A reduction in Australia’s uncompetitive company tax rate would primarily benefit wage-earners and consumers, promote innovation and stimulate new foreign investment and economic growth.

This is the principal finding of a new analysis of Australia’s company tax competitiveness by one of the world’s most respected analysts of international corporate tax regimes.

The study was led by Dr Jack Mintz, the President’s Fellow at the School of Public Policy at the University of Calgary in Canada.  Dr Mintz has developed one of the world’s most comprehensive and sophisticated data-sets of national corporate taxation regimes and previously chaired a detailed major inquiry into Canada’s corporate tax system.

The study recommends that Australia signal a move to a 25 per cent company tax rate, noting it should also consider an eventual move to a 20 per cent rate to match that of the United Kingdom. The study identifies three imperatives for reform.

First, the report finds that Australia’s company tax rate is now the fourth highest in the 34-member OECD and has failed to match the global trend toward lower company tax rates.  “Australia has become stuck in the quicksand, watching others pass by,” the report states.

Second, the report demonstrates that the burden of Australia’s high company tax rate falls largely on wage earners and consumers. “It is a myth that company taxes are paid by the rich and powerful. A survey of recent studies shows that at least two-thirds of company tax is shifted onto labour through higher consumer prices, wage cuts and lay-offs,” the report states.

Third, the report concludes that high company tax rates inevitably lead to lower investment, with consequent adverse impacts on innovation, productivity and wage growth.  A high company tax rate ‘hurts growth by deterring investment decisions and the adoption of new technologies,’ the report found. 

Conversely, the Mintz study also highlights the impact that a lower company tax rate would have in stimulating new investment, especially foreign investment. “Studies show …foreign direct investment flows growing by as much as 2.5 per cent for each one point reduction in the corporate income tax rate,” the report concludes.

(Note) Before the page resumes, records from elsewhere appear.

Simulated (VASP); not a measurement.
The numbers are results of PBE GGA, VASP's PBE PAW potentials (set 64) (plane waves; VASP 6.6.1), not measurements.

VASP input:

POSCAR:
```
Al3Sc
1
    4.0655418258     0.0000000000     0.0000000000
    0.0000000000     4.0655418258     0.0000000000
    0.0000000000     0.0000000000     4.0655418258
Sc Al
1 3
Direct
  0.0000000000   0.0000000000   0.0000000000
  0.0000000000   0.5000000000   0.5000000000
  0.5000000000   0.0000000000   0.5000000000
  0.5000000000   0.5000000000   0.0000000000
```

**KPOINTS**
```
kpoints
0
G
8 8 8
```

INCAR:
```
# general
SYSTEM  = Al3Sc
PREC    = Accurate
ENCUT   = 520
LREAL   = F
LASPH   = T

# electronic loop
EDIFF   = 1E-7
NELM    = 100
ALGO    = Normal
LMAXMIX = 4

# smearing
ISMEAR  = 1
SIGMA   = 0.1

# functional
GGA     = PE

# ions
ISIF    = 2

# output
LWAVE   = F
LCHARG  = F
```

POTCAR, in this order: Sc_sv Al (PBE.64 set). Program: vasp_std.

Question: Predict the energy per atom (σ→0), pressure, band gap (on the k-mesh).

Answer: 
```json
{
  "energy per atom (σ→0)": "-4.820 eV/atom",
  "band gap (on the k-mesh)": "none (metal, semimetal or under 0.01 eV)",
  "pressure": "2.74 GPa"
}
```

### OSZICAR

The report includes detailed analysis of both statutory company tax rates and marginal effective tax rates (the tax burden on new investments).  The comparison is even worse for Australia on the latter measure.  It now has the fourth highest tax burden on capital investment among OECD countries and the 8th highest among the larger set of 45 countries examined.  These results are for non-resource investments (services and manufacturing). 

The Mintz study also shows that Australia’s tax burden on mining is one of the highest among major mining countries.  Based on effective tax and royalty rates on iron ore investments, Australia in 2015 had the third highest tax burden on new investment among nine resource-based economies.